# Signal Emitter Positioning Using Multilateration

In this post we solve the problem of spatial location of a signal emitter in Euclidian $$\mathbb{R}^3$$ space by means of time difference of arrival (TDOA) at multiple omnidirectional sensors.

## Introduction

Multilateration is a technique that uses multiple omnidirectional sensors in order to isolate the unknown position of a signal emitter in two- or three-dimensional Euclidian space. Two examples of sensors and signals could be microphones listening for sharp noises, or radio receivers listening for radio signals. In any case, these sensors are located at unique known positions where they listen for what is called a signal event. Such events are timestamped based on a synchronized or centralized clock common to all sensors. The signal from an emitter is registered by all sensors only once as the signal wave expands spherically in all directions with constant propagation speed. The time difference between when two sensors register the signal event is called the time difference of arrival (TDOA). Based on the TDOA and the location of each registration, i.e., sensor positions, we can deduce the location of the signal emitter.

## Model definitions

Let sensors $$i=1,\ldots,k$$ at positions $$\vec{p}_{i}$$ be sensors that output a timestamp $$t_{i}$$ for when they register a signal wave with propagation speed $$v$$ from a signal emitter at unknown position $$\vec{x}$$, signal start time $$t$$ and distance $$v\left(t_{i}-t\right)=\|\vec{x}-\vec{p}_{i}\|$$ away. If we define sensor $$c$$ to be the first sensor to register a signal event, then the signal wave has traveled for $$(t_{c}-t)$$ time units and a distance of $$v(t_{c}-t)=\|\vec{x}-\vec{p}_{c}\|$$ before reaching the first sensor. Furthermore, the TDOA between each sensor’s timestamp and the initial sensor’s timestamp is $$(t_{i}-t_{c})$$ yielding the the distance $$v\Delta t_{i}=v(t_{i}-t_{c})$$ traveled by the signal wave since initially being registered and finally reaching the $$i$$th sensor. From the definitions above we have the following important relationships.

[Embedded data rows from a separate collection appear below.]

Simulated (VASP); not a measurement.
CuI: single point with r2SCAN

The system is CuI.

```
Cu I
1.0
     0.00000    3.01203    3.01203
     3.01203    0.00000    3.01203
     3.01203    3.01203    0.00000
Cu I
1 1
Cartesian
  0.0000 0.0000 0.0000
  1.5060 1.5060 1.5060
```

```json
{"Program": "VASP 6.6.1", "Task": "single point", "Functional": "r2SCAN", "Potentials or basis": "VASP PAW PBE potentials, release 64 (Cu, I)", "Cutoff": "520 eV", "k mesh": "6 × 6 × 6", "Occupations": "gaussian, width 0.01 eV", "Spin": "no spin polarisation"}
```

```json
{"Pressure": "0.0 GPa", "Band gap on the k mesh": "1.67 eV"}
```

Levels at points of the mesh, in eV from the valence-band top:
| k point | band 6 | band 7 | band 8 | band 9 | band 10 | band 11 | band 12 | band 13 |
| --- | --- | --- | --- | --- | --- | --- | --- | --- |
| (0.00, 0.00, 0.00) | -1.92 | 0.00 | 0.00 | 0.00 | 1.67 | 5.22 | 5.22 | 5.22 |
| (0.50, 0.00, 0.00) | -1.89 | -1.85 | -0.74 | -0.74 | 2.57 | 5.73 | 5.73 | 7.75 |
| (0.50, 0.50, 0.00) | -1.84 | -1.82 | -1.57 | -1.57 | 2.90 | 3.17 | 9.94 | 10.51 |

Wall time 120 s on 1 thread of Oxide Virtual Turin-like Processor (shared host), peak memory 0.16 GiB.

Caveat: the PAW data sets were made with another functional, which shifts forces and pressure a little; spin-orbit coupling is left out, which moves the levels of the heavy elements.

\|\vec{x}-\vec{p}_{i}\|=v\left(t_{i}-t\right)\label{eq:main}

and the equivalent formulations

\begin{split}\|\vec{x}-\vec{p}_{i}\|=v(t_{i}-t_{c})+\|\vec{x}-\vec{p}_{c}\|\end{split}
\label{eq:mainSplit}

\|\vec{x}-\vec{p}_{i}\|=v(t_{i}-t_{c})+v(t_{c}-t)\label{eq:mainTime}

The following figure shows the various geometric distance relationships of the multilateration problem.

Distance relationships of the multilateration problem.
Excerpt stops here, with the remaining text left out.